[clue] seeking advice cleaning up root

Matt Dew marcoz at osource.org
Mon Mar 21 11:28:38 MDT 2011


On 03/20/2011 01:44 PM, Raymond DeRoo wrote:
> Chris--
>
>> I'm curious who has "strongly discouraged" using symbolic links in
>> this way?  I know that sysadmins each have habits and tastes of choice
>> but I can think of no performance or maintenance reason why use of
>> symbolic links in this way should cause a problem.
>
> Who, would be the authors of the original program. The people who, in theory, know how it operates best. When program make changes to the data directory they expect there to be an actual directory and not a symlink. Having a symlink as the data directory caused some real issue in MySQL 3.23.40-.48 because the server was making permission modifications, which didn't work. So, as a former MySQL trainer and support engineer, I can tell you it is *STRONGLY* discouraged.

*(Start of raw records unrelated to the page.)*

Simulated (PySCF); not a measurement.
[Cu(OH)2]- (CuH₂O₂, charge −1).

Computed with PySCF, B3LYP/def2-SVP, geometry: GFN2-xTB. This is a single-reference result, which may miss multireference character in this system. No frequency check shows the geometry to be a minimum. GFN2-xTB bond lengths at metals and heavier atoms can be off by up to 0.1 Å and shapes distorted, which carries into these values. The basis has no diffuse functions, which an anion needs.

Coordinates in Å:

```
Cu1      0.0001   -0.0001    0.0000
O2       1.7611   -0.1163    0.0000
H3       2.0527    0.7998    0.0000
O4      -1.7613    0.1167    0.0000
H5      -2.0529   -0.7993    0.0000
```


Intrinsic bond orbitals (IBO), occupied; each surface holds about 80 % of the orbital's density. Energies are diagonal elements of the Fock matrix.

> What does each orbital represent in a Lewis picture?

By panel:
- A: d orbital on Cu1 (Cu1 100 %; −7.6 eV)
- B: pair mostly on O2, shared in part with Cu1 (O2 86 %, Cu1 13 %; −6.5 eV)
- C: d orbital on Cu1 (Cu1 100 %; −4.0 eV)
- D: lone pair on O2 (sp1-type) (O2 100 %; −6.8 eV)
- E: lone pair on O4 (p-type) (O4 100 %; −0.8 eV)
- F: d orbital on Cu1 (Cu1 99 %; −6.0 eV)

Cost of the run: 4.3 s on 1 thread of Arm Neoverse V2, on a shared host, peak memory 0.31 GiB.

I was out at a job site and the clients were having space problems. 
They were told specifically _by_ MySQL folks to use symlinks for their 
Innodb dirs.

So while some MySQL support folks may discourage the use of symlinks, 
others say it's just fine.  Like everything in life it seems, there is 
no 'one way' of doing something.


>
>> Personally I prefer using links in this way and letting the
>> application config remain default.
>
> ... I would never agree with such a statement. Nor would anyone I know who does high performance computing. Typically I start by throwing out the config that comes with most software is it is woefully inadequate to do the needed job.
>
>> Using symbolic links has the advantage of minimizing change tracking
>> required at upgrade time.  Symbolic links are a stable feature of the
>> OS and can be safely used to isolate applications and users from
>> complexities of the deployment history.
>
> "stable feature"? They have different behaviors than actual files and directories ( yes, which is also file... ). When a program asks for the permissions of a given path ( directory ) and it resolves to a symlink, what permissions are returned? ;) Other examples also exist ( such as performance ), but the simple point is they have *different*, and at times unexpected, behaviors.
>
> They can make *some* things easier, but in typically they are sort cuts used as a bypass for doing the job correctly. When I rollout a deploy it's typically to about 800 hosts, sometimes as many as 10.000. The deploy software understands how the various configuration files work and what is expected in them. Though I have not touched each and every one of the machines, I can assure you none of them use symlinks to relocation core component directories.
>
>> As always: programmers solve complexity by adding layers of indirection.
>
> Good programmers do not. They take the time to learn enough about the OS to write the most optimal code available. ( For the record: Most of us who write in bash, perl, php, python, ruby etc are *scripters* and not programmers. )
>
> .r ( and let the flames being! )
>

Is this the beginnings of a new religious war?    vi vs emacs,  linxu vs 
bsd, gzip vs bzip2, now symlink vs not?